On Thu, 18 Sep 1997, Adam Shostack wrote:
> I think a cryptographic MITM approach is a generally good one,
> for high value traffic. There are two problems with a MITM proxy,
> which we need to be aware of. The first is performace. A Sparc 20
> can handle about 15-20 SSL negotiations in a second. If you need to
> do two per connection (inside and outside), your proxy has no time to
> do anything but negotiate at 10 SSL requests per second. The second
Very good point. I hadn't thought of that part of it. I guess it's time
to see how well the SSL stuff scales to SMP and how high-end processors
handle it.
> is that your SSL proxy just became a fat target, whose comprimise
> gives an attacker an awful lot of interesting data. Its not clear to
> me what criteria to use for deciding if a MITM is worthwhile.

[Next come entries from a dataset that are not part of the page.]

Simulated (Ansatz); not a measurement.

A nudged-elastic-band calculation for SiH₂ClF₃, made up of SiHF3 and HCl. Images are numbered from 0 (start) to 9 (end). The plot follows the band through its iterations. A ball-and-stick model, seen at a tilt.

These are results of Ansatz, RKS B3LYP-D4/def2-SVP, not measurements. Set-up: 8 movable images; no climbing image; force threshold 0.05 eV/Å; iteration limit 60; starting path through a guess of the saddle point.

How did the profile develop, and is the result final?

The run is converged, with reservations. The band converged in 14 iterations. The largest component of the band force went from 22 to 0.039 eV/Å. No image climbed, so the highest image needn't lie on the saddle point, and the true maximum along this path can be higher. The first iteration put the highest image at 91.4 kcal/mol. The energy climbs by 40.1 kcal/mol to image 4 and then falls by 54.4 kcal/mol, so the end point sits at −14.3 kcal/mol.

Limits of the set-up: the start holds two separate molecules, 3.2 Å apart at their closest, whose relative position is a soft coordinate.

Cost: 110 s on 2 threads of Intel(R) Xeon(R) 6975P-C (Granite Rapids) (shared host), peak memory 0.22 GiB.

The way I see it, the proxy is a big fat target _anyway_. If that
machine isn't done right, I lose. If it isn't administered correctly, I
lose.
I'm seriously considering the value of a trusted system approach to SSL
proxying anyway, so I really need to find out if the vendor will allow
programatic access to the data stream for analysis or monitoring during audit
events using a role which is useful for only that (Which gives me a strong
audit point, and misuse prevention/detection.) I think I've convinced them
that even should they support the "clear headers, encrypted data" option
(CONNECT extension), that access to a MITM version is important for those of
us who aren't fond of allowing uninspectable tunnels in and out of our networks.
With the ability to serve multiple domains from a single machine, and serve
multiple IP addresses on an interface, as well as public proxies, I'm not
sure that header logging is as much of a security blanket as it is a
placebo in attempting to detect intrusion via tunneling.
> An alternative would be to re-write the TLS spec (TLS2?) to
> allow confidentiality and authenticity keys to be seperately
> negotiated, so that the proxy can partake in the confidentiality
> negotiation, but the authentication is kept out of his hands. This is
> not a trivial engineering task, and I suspect that there will need to
> be several revs, as this is a complex three party negotiation, which
> will be easy to bollux up.
The main problem, as I see it, is the lack of ability to announce MITM
by protocol, or to the user. I'd like the option of notifying the user that
the transmission isn't private (ECPA concerns mostly), and I'd like the
ability, as a server operator, to know that my data has a possible point
of compromise before it gets to the user. Is anyone on the list working
on the IETF TLS committee? I'd really like to take this discussion off-line
and try to come up with something workable that would be possible to garner
support for and start hitting the IETF TLS folks for interest.
> Are there disadvantages to using DH instead of RSA?
Not that I can see. It's only the key exchange protocol, and allows
anonymous key exchange without certificates. With SSL3, you
get, if implemented, dynamic key renegotiation in stream, at any time,
from either side, if you don't trust the key exchange mechanism for long
periods of time, but I'd use that with either exchange protocol. Lastly,
from the SSL-Talk FAQ: "Ephemeral DH allows you to use signing-only
certificates, and it protects the session from future compromise of the
server's private key."
Paul
-----------------------------------------------------------------------------
Paul D. Robertson "My statements in this message are personal opinions
proberts_at_clark.net which may have no basis whatsoever in fact."